What AOL and newspapers have in common
AOL, which has been hiring veteran editors and reporters, may have already succeeded becoming a serious news outlet. They have proven this by showing the kind of results we have come to expect from real news gathering organizations: Their ad revenues dropped 23% in the last quarter on top of a 26% drop in subscriptions. That puts them squarely in line with the some of the best newspapers in the US, which saw a 27% drop in ad revenue over all of 2009. Welcome to the big leagues guys! (IMHO: going from print to AOL is like fleeing from The Titanic to The Hindenburg.)
Speaking of newspapers: While print edition subscriptions continue to behave like cliff-diving lemmings, electronic editions are up 40% over last year! Surprisingly that is not all because of the Wall Street Journal (“…headed the list with 414,025 e-edition, slightly less than the next six papers combined…”). Most of the increase is because the numbers are generally so small it’s easy to get big percentage increases. NYT went up 107% to 90K; Houston Chronicle up 71% to 49K; Baltimore Sun up 121% to 27K. The overall 40% increase seems to be because of two weirdly large circulation increases: The San Jose Mercury News went up 469% from 14K to 80K, which is nothing compared to the Detroit Free Press: up 567% from 15K to 105K. The Mercury News increase sort of makes sense because of its tech-centric readership. But Whiskey Tango Foxtrot is up with the Free Press? Who knew unemployed auto workers wanted their news digitally? There is something really fishy about those numbers.

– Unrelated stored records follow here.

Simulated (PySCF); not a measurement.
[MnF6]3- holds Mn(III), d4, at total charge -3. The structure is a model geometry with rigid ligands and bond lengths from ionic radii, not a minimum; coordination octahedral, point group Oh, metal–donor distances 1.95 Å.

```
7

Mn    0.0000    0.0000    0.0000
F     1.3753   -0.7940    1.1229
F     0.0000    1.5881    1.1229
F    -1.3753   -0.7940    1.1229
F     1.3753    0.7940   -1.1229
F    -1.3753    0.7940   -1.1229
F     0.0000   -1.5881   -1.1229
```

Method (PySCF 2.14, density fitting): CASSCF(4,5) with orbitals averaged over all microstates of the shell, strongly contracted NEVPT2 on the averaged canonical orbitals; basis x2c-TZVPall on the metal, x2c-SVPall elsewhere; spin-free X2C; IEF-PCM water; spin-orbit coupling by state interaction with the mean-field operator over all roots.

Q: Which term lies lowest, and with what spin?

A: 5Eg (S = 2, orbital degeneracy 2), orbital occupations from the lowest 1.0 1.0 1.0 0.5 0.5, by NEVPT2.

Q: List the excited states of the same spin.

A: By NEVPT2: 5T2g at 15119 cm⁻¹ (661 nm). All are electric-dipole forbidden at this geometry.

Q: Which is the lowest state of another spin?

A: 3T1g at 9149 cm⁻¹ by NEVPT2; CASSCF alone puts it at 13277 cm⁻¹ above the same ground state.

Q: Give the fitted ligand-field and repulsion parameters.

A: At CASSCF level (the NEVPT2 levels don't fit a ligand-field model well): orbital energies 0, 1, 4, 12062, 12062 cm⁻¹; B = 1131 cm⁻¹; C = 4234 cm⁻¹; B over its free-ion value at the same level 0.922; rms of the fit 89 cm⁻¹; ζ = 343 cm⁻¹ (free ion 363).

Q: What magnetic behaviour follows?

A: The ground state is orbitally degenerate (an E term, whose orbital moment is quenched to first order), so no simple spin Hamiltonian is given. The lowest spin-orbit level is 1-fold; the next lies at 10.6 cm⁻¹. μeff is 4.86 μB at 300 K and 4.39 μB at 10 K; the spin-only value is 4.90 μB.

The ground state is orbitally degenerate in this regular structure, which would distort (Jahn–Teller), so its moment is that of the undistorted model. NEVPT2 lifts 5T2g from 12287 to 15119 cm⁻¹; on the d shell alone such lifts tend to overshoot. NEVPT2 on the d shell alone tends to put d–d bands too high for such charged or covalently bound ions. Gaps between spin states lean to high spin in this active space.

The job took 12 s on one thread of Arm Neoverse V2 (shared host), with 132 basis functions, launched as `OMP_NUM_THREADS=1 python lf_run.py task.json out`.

The Kindle is the preferred e-reader of liberal scum, by the way. The NYT, which has a quarter of the WSJ’s total online circ, is No. 1 on the list of papers Kindle readers subscribe to. (The Journal is No. 2.) And the Washington Post – which doesn’t have a 10th of the Journal’s online numbers – is 5th among Kindle users.
And guess what – Did you know that if you charge people to look at your content your page views will go down? I hope I didn’t shock you too much with that one. In other news: Kids like toys! Film at 11.